Project F

Beginning FPGA Graphics

Published · Updated

Welcome to Exploring FPGA Graphics. In this series, we learn about graphics at the hardware level and get a feel for the power of FPGAs. We’ll learn how screens work, play Pong, create starfields and sprites, paint Michelangelo’s David, draw lines and triangles, and animate characters and shapes. Along the way, you’ll experience a range of designs and techniques, from memory and finite state machines to crossing clock domains and translating C algorithms into Verilog.

In this first part, we’ll learn how screens work and create simple graphics in logic.

Series Outline

Requirements

For this series, you need an FPGA board with video output. We’ll work at 640x480, so almost any video output will work. It helps to be comfortable programming your FPGA board and reasonably familiar with Verilog. If you don’t have a dev board, don’t worry; you can use the Verilator simulator.

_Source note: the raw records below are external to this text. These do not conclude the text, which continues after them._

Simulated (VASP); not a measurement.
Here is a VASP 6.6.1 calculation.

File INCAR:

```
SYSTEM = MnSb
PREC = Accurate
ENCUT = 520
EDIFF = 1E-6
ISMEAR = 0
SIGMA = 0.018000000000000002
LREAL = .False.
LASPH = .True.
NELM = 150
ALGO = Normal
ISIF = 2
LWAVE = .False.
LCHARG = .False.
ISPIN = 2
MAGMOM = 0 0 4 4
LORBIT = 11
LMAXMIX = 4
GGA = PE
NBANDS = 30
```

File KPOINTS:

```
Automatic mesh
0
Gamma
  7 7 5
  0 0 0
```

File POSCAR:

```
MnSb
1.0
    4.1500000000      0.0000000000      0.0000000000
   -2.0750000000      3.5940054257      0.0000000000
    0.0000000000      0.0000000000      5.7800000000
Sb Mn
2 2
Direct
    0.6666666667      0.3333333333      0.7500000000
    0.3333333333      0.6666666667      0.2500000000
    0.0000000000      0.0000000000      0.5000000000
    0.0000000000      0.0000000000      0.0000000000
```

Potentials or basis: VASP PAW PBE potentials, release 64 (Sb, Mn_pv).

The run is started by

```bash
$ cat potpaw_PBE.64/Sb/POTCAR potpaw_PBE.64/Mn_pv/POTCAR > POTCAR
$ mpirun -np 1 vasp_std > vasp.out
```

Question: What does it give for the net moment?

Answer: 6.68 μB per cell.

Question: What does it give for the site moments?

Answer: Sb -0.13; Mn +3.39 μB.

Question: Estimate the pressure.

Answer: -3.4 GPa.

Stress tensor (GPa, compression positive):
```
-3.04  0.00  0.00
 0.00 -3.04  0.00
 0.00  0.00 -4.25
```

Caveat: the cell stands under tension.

We’ll demonstrate the designs with four boards and one simulator:

Nexys Video and ULX3S DVI Output

We’ll generate a 1280x720p60 DVI signal on the Nexys Video and ULX3S, but the principles and graphics designs are very similar. The DVI signal is HDMI compatible, so you can connect your board to an HDMI monitor or television. I use the DVI output for video capture at Project F. A forthcoming post will cover TMDS signal generation.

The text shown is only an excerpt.